Whole Foods (NASDAQ: WFMI) was one of the great retail growth stories of the last five years. From mid-2003 to early 2006, the company's shares rose $25 to $77. After a couple of tough years, the stock is back under $20.
Whole Food's most recent quarterly results were abysmal, adding to the perception that the best days for the health food chain are over.
WFMI's net income dropped to $39 million from $49 million in the same quarter a year ago. The company also suspended its dividend and cut capital spending for non-store activities by $50 million.
According to the AP, "The natural foods grocer said it now expects sales growth of 6 percent to 10 percent for the year - rather than the previously stated 25 percent to 30 percent growth. And the company said its comparable-store sales are expected to grow 1 percent to 5 percent, down from the previously anticipated 7.5 percent to 9.5 percent growth."
Not unlike Starbucks (NASDAQ: SBUX), Whole Foods is caught in a downturn it cannot arrest. Larger food chains looked at the WFMI success and decided to open natural food sections of their own. Whole Foods charges a premium for its products and, in a slow economy, consumers are less likely to accept that.
The recession will end, but competition from larger food retailers will not. Whole Foods may have to drop its prices permanently. That means its old margins are never coming back.
Douglas A. McIntyre is an editor at 247wallst.com.











Reader Comments (Page 1 of 1)
8-06-2008 @ 1:12PM
Sheldon L said...
Whole foods can expand and grow the top line numbers but the bottom line net profits will continue to shrink.
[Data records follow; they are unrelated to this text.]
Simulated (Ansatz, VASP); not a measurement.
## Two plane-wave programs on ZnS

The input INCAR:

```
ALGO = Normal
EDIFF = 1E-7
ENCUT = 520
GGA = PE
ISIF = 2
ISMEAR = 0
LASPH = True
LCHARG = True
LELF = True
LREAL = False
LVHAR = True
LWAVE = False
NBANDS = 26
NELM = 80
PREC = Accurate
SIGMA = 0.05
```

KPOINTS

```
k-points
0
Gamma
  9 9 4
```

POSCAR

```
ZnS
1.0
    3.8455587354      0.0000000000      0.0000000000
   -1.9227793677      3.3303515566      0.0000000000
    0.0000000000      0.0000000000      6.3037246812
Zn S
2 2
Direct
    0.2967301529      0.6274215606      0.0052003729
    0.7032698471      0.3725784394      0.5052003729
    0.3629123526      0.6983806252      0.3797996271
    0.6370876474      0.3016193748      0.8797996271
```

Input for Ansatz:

The stock has to contract to meet the lower expectations and more 'run-of-the-mill' retail commonality.
8-06-2008 @ 6:36PM
Martin Calle said...
Unless they prune their thinking to promote new growth. That thinking changes the dynamics of creating consumer demand.
8-07-2008 @ 1:38AM
sarah gilbert said...
Doug, while I agree the old margins are never coming back at their former strength, I think Whole Foods has a serious shot if the company can reposition along the local foods movement. no other large grocery company has anywhere close to Whole Foods' foodie credibility and consumers who look for local, sustainable produce, dairy, meats and the like will trust wfmi long before they'll trust wmt or safeway.
of course, this means management has to figure it out and jump on that bandwagon, dropping some low-margin copycat products and focusing on developing relationships and branding around local suppliers. I'm willing to make a bet that they'll figure it out -- at least, I'm willing at this price!